The fact that the legs were attached to a whale that lived permanently in the sea was quite incredible.
It had always been assumed by evolutionists (including Charles Darwin) that whales must have once lived on land because they were mammals. But there had never been any proof. But here it was. Finally, palaeontologists had found the missing link in the story and it was the basilosaurus.
In some ways, it’s enough of a reason for tourists to visit Whale Valley – I’m certainly struck by the wonder of seeing this for myself. But it’s the environment that I discover out here that I think offers even more incentive to make the trip.
Because the natural landscapes that have been sculptured over millions of years by winds and receding waters are spectacular. The rock formations that come out of the sand create such fascinating shapes – towers and domes, curves and lines. They have layers of different colours, painted by sediment from different eras.
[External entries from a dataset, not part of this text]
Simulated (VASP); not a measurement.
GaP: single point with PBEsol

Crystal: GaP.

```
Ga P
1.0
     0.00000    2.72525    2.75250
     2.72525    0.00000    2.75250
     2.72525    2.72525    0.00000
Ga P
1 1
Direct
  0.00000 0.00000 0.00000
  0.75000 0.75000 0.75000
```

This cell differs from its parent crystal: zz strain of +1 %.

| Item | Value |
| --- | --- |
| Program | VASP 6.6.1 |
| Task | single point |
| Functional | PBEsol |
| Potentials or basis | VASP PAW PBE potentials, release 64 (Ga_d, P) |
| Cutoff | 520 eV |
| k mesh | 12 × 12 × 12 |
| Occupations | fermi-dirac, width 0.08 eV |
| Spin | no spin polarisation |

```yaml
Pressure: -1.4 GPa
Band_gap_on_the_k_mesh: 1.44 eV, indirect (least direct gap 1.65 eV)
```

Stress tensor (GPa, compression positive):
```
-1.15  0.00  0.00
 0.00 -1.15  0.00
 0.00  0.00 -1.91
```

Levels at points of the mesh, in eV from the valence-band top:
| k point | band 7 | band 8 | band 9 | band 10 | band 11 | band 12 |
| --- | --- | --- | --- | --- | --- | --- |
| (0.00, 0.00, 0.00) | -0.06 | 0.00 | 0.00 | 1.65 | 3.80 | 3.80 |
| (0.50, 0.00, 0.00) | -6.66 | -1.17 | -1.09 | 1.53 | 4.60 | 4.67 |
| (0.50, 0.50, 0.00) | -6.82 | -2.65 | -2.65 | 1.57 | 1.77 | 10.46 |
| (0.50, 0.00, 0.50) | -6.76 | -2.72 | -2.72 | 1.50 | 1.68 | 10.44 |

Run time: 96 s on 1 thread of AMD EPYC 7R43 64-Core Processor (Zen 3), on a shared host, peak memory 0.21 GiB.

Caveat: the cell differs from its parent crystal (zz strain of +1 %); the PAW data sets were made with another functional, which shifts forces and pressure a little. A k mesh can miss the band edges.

As I walk around, I have the site mostly to myself, bumping into just a handful of other visitors along the four-kilometre trail past the fossils. Not many people make the trip from Cairo to Whale Valley, even though it’s only about 100 kilometres away. Usually that’s because their time in the country is limited and the focus is on pyramids and temples – the Ancient Egypt that is so iconic for travellers.
But visiting Whale Valley reminds me that well before the pharaohs started building their mighty empire, there was an even more ancient Egypt that also left an important legacy for the world. And these bones are the tangible objects representing concepts of time and change that are so large and so slow that they are normally impossible to grasp.